Executive in meeting room

Written by Lesley Chen, Lawyer

Did you know that you may need to seek shareholder approval for certain benefits paid to an officer or senior executive on termination of their employment or engagement?

Division 2 of Part 2D.2 of the Corporations Act sets out the key provisions regulating the payment of termination benefits to company directors and executives and the exceptions to the need for shareholder approval in certain instances.

Termination benefits are broadly defined under the Corporations Act to include: any payment or other valuable consideration, superannuation payments in excess of legislative requirements, pension, real or personal property, accelerated or automatic vesting of share-based payments or entitlements. It also extends to payments made to the officer’s and/or executive’s spouse, certain relatives, and their associates.

Not all payments or benefits are captured by this broad definition and specifically, it does not include: deferred bonuses, genuine accrued benefits that are payable under law, payments from a prescribed superannuation fund due to death or incapacity, genuine payment by way of damages for breach of contract or payments required by law of a foreign country.

The requirement for shareholder approval in respect of such termination benefits applies to payments to those who hold or previously have held a managerial or executive position.

However, an exemption exists for the payment or provision of certain termination benefits where the value of all termination benefits does not exceed a prescribed monetary cap. This monetary cap is dependent on the length of time in which they held the managerial or executive position. For example, the monetary cap for a person who has held a managerial or executive position for one year is equivalent to the executive’s average ‘base salary’ over one year.

ASX listed companies must comply with their obligations under the ASX Listing Rules which outlines that termination benefits cannot become payable to an “officer” due to a change in the shareholding or control of the company (ASX Listing Rule 10.18). Shareholder approval will also be required under ASX Listing Rule 10.19 if the value of all termination benefits payable to officers will exceed 5% of the equity interests in the company.

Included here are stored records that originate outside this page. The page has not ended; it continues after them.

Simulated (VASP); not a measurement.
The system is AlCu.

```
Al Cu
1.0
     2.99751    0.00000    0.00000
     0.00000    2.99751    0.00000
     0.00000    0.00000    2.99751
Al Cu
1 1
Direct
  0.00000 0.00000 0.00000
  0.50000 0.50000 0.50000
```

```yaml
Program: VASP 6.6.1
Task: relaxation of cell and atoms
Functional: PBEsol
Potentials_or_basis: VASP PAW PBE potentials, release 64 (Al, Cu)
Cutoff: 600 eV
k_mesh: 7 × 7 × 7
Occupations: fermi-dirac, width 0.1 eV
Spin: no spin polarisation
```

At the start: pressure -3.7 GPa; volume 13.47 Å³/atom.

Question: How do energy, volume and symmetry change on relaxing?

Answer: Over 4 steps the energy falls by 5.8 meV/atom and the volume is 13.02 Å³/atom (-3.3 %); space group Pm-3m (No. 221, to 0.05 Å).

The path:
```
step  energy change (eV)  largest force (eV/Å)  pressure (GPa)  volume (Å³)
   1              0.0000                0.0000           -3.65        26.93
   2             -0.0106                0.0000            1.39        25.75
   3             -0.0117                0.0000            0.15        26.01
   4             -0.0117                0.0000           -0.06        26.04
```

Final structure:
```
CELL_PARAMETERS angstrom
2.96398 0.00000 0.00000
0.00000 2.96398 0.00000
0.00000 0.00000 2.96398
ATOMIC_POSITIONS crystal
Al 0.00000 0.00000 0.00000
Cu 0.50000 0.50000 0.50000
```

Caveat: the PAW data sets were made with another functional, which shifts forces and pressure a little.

If shareholder approval is required under section 200B of the Corporations Act, this will in turn require:

  • the details of the benefit set out in the notice of general meeting; and
  • an ordinary resolution being passed at a general meeting, with neither the executive (or if applicable, any associates) voting on the resolution.

Unauthorised termination benefits are debts owed to the company and must be repaid immediately by the terminated officer or executive.  In addition, civil penalties apply to individuals who breach the relevant terms of the act and can be to a maximum of $19,800 and $99,000 for corporations.